Re: Pluggable toaster - Mailing list pgsql-hackers

From Nikita Malakhov
Subject Re: Pluggable toaster
Date
Msg-id CAN-LCVNOFTyCKKqNSOKwdOt4+CDo+KEy+mvNf5zw_oWNMjXNvg@mail.gmail.com
Whole thread Raw
In response to Re: Pluggable toaster  (Aleksander Alekseev <aleksander@timescale.com>)
Responses Re: Pluggable toaster
List pgsql-hackers
Hi!

Thank you very much for the feedback.
Answering accordingly to questions/remarks order:
 
>I'm in the process of testing and reviewing the v23 patchset. So far I
>just wanted to report that there seems to be certain issues with the
>formatting and/or trailing whitespaces in the patches:

Accepted, will be done.

>There are also some compiler warnings, please see the attachment.

This too. There warnings showed up recently due to fresh changes in macros.

>1.1. Could you please clarify what is the motivation behind such a
>verbose syntax?

Toaster is set for the table column. Each TOASTable column could have
a different Toaster, so column option is the most obvious place to add it.

>1.2. That's odd. TOAST should work for EXTENDED and MAIN storage
>strategies as well. On top of that, why should custom TOASTers have
>any knowledge of the default four-stage algorithm and the storage
>strategies? If the storage strategy is actually ignored, it shouldn't
>be used in the syntax.

EXTENDED storage strategy means that TOASTed value is compressed
before being TOASTed, so no knowledge of its internals could be of any
use. EXTERNAL strategy means that value is being TOASTed in original
form.  Storage strategy is the thing internal to AM used, and TOAST
mechanics is not meant to interfere with it. Again, STORAGE EXTERNAL
explicitly shows that value will be stored out-of-line.

>2. Although it's possible to implement some encryption in a TOASTer I
>don't think the documentation should advertise this.

It is a good example of what could the Toaster be responsible for, because
we proposed moving compression into Toasters as a TOAST option -
for example, being set while initializing the Toaster.

>3.1. I believe we should rename this to something like `struct
>ToastImpl`. The `Tsr` abbreviation only creates confusion, and this is
>not a routine.

It was done similar to Table AM Routine (please check Pluggable
Storage API), along with some other decisions.

>3.2. The names of the fields should be made consistent - e.g. if you
>have update_toast and copy_toast then del_toast should be renamed to
>delete_toast.
>3.2. Additionally, in some parts of the path del_toast is used, while
>in others - deltoast.

Accepted, will be fixed in the next rebase.

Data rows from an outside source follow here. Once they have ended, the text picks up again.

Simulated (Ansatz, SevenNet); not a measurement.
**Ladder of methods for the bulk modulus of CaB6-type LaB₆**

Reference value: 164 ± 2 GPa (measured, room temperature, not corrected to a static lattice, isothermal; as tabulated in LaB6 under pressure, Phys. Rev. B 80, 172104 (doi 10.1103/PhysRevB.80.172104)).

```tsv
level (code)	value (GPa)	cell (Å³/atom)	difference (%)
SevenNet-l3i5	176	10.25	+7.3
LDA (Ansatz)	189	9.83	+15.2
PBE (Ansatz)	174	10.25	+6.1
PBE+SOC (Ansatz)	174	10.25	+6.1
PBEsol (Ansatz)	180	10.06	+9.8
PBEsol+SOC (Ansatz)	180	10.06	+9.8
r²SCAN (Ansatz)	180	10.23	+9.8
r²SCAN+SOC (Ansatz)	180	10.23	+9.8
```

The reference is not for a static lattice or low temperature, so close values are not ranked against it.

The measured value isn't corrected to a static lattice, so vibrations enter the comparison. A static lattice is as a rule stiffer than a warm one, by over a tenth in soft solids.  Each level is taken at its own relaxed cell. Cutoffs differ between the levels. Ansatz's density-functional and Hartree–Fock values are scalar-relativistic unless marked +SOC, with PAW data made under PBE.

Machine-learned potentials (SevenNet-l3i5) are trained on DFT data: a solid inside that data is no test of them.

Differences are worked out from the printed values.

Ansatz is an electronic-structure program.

>4. The user documentation should have clear answers on the following questions:
>4.1. What will happen if the user tries to delete a TOASTer while
>still having data that was TOASTed using this TOASTer? Or this is not
>supported and the TOASTers should exist in the database indefinitely
>after creation?
>4.2. Is it possible to delete and/or alter the default TOASTer?
>4.3. Please make sure the previously discussed clarification regarding
>"N TOASTers vs M TableAMs" and the validation function is explicitly
>present.

Thank you very much for checking the documentation package. These are
very good comments, I'll include these topics in the next patchset.

>5.1. The documentation should clarify how many times init() is called
>- is it done once for the TOASTer, once per relation, etc.
>5.2. Why there is no free() method?

These too. About free() method - Toasters are not meant to be deleted,
we mentioned this several times. They exist once they are created as long
as the DB itself. Have I answered your question?

>6. It's not clear for what reason update_toast() will be executed to
>begin with. This should be clarified in the documentation. How does it
>differ from copy_toast()?

It is not clear because current TOAST mechanics does not have UPDATE
functionality - it doesn't actually update TOASTed value, it marks this value
"dead" and inserts a new one. This is the cause of TOAST tables bloating
that is being complained about by many users. Update method is provided
for implementation of UPDATE operation.

>7. It should be explicitly stated when validate() is called and what
>happens depending on the return value.

Accepted, will correct this topic.

>8. IMO this section does a very poor job in explaining what this is
>for and when I may want to use this; what particular problem are we
>addressing here?

I already answered this question, maybe the answer was not very clear.
This is just an extension entry point, because for some more advanced
functionality existing pre-defined set of methods would be not enough, i.e.
special Toasters for complex datatypes like JSONb, that have complex
internal structure and may require additional ways to interact with it along
toast/detoast/update/delete.

Also, I'll check README and documentation for typos.

On Thu, Nov 3, 2022 at 1:39 PM Aleksander Alekseev <aleksander@timescale.com> wrote:
Hi Nikita,

> I'm going to submit a more detailed code review soon.

As promised, here is my feedback.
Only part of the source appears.